Ok, yeah, those latencies are pretty high.  I think what's happening is
that the tuples aren't being acked fast enough and are timing out.  How
taxed is your ES box?  Can you drop the batch size down to maybe 100 and
see what happens?

On Fri, Apr 21, 2017 at 12:05 PM, Ali Nazemian <[email protected]>
wrote:

> Please find the bolt part of Storm-UI related to indexing topology:
>
> http://imgur.com/a/tFkmO
>
> As you can see a hdfs error has also appeared which is not important right
> now.
>
> On Sat, Apr 22, 2017 at 1:59 AM, Casey Stella <[email protected]> wrote:
>
>> What's curious is the enrichment topology showing the same issues, but my
>> mind went to ES as well.
>>
>> On Fri, Apr 21, 2017 at 11:57 AM, Ryan Merriman <[email protected]>
>> wrote:
>>
>>> Yes which bolt is reporting all those failures?  My theory is that there
>>> is some ES tuning that needs to be done.
>>>
>>> On Fri, Apr 21, 2017 at 10:53 AM, Casey Stella <[email protected]>
>>> wrote:
>>>
>>>> Could I see a little more of that screen?  Specifically what the bolts
>>>> look like.
>>>>
>>>> On Fri, Apr 21, 2017 at 11:51 AM, Ali Nazemian <[email protected]>
>>>> wrote:
>>>>
>>>>> Please find the storm-UI screenshot as follows.
>>>>>
>>>>> http://imgur.com/FhIrGFd
>>>>>
>>>>>
>>>>> On Sat, Apr 22, 2017 at 1:41 AM, Ali Nazemian <[email protected]>
>>>>> wrote:
>>>>>
>>>>>> Hi Casey,
>>>>>>
>>>>>> - topology.message.timeout: It was 30s at first. I have increased it
>>>>>> to 300s, no changes!
>>>>>> - It is a very basic geo-enrichment and simple rule for threat triage!
>>>>>> - No, not at all.
>>>>>> - I have changed that to find the best value. it is 5000 which is
>>>>>> about to 5MB.
>>>>>> - I have changed the number of executors for the Storm acker thread,
>>>>>> and I have also changed the value of topology.max.spout.pending, still no
>>>>>> changes!
>>>>>>
>>>>>> On Sat, Apr 22, 2017 at 1:24 AM, Casey Stella <[email protected]>
>>>>>> wrote:
>>>>>>
>>>>>>> Also,
>>>>>>> * what's your setting for topology.message.timeout?

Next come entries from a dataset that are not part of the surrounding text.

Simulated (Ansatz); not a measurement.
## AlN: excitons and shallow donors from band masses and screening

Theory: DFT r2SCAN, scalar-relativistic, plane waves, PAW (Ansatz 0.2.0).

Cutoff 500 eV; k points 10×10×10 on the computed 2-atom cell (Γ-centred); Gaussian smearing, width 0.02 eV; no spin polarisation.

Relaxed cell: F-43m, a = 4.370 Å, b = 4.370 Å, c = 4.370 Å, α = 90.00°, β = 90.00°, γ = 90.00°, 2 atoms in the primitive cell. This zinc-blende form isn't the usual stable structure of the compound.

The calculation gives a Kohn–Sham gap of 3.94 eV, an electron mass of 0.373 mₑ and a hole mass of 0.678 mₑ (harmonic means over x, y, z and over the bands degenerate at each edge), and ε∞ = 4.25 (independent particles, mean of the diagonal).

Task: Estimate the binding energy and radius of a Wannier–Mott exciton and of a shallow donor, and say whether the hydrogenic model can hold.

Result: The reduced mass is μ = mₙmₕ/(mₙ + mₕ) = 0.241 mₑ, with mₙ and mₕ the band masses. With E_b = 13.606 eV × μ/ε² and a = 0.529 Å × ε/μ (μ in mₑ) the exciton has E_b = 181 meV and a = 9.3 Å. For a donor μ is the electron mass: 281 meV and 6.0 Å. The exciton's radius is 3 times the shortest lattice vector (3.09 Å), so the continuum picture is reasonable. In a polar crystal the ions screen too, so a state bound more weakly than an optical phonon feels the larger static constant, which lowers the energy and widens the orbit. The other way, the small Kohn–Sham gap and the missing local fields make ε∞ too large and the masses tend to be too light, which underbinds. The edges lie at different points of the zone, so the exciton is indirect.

>>>>>>> * You said you're seeing this in indexing and enrichment, what
>>>>>>> enrichments do you have in place?
>>>>>>> * Is ES being taxed heavily?
>>>>>>> * What's your ES batch size for the sensor?
>>>>>>>
>>>>>>> On Fri, Apr 21, 2017 at 10:46 AM, Casey Stella <[email protected]>
>>>>>>> wrote:
>>>>>>>
>>>>>>>> So you're seeing failures in the storm topology but no errors in
>>>>>>>> the logs.  Would you mind sending over a screenshot of the indexing
>>>>>>>> topology from the storm UI?  You might not be able to paste the image 
>>>>>>>> on
>>>>>>>> the mailing list, so maybe an imgur link would be in order.
>>>>>>>>
>>>>>>>> Thanks,
>>>>>>>>
>>>>>>>> Casey
>>>>>>>>
>>>>>>>> On Fri, Apr 21, 2017 at 10:34 AM, Ali Nazemian <
>>>>>>>> [email protected]> wrote:
>>>>>>>>
>>>>>>>>> Hi Ryan,
>>>>>>>>>
>>>>>>>>> No, I cannot see any error inside the indexing error topic. Also,
>>>>>>>>> the number of tuples is emitted and transferred to the error indexing 
>>>>>>>>> bolt
>>>>>>>>> is zero!
>>>>>>>>>
>>>>>>>>> On Sat, Apr 22, 2017 at 12:29 AM, Ryan Merriman <
>>>>>>>>> [email protected]> wrote:
>>>>>>>>>
>>>>>>>>>> Do you see any errors in the error* index in Elasticsearch?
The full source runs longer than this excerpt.